Vanadium flow batteries offer the kind of low cost, high capacity energy storage solutions that will help transform the wind and the sun into power sources that rival fossil fuel plants for stability and reliability, but as always there are a couple of catches: where to get the silvery transition metal vanadium, and how to keep the price down?

CleanTechnica has been following one company, American Vanadium, that is solving the US vanadium problem by developing the nation’s only vanadium mine. Located in Nevada, the mine will deploy some low cost operating strategies to keep the price of vanadium down. Putting its money where its mouth is, American Vanadium will also power the mining operations partly by a solar array/vanadium flow battery combo.

Now, here’s another vanadium flow battery company, Imergy™ Power Systems, which has come up with an interesting solution of its own.

Imergy vanadium flow battery

Vanadium flow battery (cropped) courtesy of Imergy Power Systems.

Imergy Power Systems

According to an email we received from an Imergy rep, rather than digging for new vanadium Imergy is recovering vanadium from mine tailings and abandoned oil wells. That’s a sustainable strategy which results in significantly lower costs, but the sticky wicket is the quality of the vanadium from those sources.

Imergy has engineered a workaround through a series of patented improvements covering the chemistry and chemical processes of the flow battery itself, as well as materials and stack components, instruments and sensors, and engineering and control systems.

The latest patent, just announced last week, is a new DC-DC converter that Imergy calls the Bi-Directional Buck-Boost Circuit.

Vanadium Flow Batteries For Grid And Renewables

For those of you new to the topic, flow batteries work by the interaction between two liquids flowing in parallel, typically separated by a membrane (some next-gen flow batteries ditch the membrane).

Compared to their lead-acid and lithium-ion cousins, flow batteries are relatively inexpensive to scale up because the basic infrastructure consists mainly of tanks and pumps.

 

Flow batteries also complement intermittent sources like wind and solar, because they can sit idle for long periods of time without losing their charge and kick into gear quickly when needed.

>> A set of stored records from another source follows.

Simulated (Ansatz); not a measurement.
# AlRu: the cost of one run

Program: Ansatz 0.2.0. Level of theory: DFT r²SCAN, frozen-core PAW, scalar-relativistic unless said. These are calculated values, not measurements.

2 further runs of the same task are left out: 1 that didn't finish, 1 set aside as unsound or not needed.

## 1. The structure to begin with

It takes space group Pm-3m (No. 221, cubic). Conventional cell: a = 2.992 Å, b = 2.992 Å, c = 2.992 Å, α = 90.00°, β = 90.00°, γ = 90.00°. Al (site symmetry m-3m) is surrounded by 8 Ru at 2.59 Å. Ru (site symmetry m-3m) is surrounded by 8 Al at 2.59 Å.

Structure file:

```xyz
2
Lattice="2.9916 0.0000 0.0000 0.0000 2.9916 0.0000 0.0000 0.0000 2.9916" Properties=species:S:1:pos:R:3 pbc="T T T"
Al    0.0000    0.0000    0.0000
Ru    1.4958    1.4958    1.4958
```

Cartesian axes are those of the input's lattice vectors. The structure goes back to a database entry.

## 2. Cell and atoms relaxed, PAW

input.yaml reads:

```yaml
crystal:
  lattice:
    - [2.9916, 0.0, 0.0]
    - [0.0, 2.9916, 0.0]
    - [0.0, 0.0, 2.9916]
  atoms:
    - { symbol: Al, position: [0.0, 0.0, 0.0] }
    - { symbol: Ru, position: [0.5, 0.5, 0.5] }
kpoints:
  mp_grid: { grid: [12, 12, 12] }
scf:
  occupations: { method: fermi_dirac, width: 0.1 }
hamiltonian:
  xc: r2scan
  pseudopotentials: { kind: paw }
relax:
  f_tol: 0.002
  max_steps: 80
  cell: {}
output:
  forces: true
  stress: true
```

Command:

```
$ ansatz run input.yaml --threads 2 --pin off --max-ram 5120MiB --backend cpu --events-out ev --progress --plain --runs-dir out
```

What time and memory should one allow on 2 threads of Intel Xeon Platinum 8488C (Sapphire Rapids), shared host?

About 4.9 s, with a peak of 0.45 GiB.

Both of those factors dovetail with the Obama Administration’s push to get more wind and solar power into the grid, so it’s little wonder that the Department of Energy is pursuing new vanadium flow battery technology on several fronts.

Imergy is also pursuing the market for energy storage solutions that replace diesel generators, such as those typically used by the telecom industry for its remotely located wireless transmission equipment.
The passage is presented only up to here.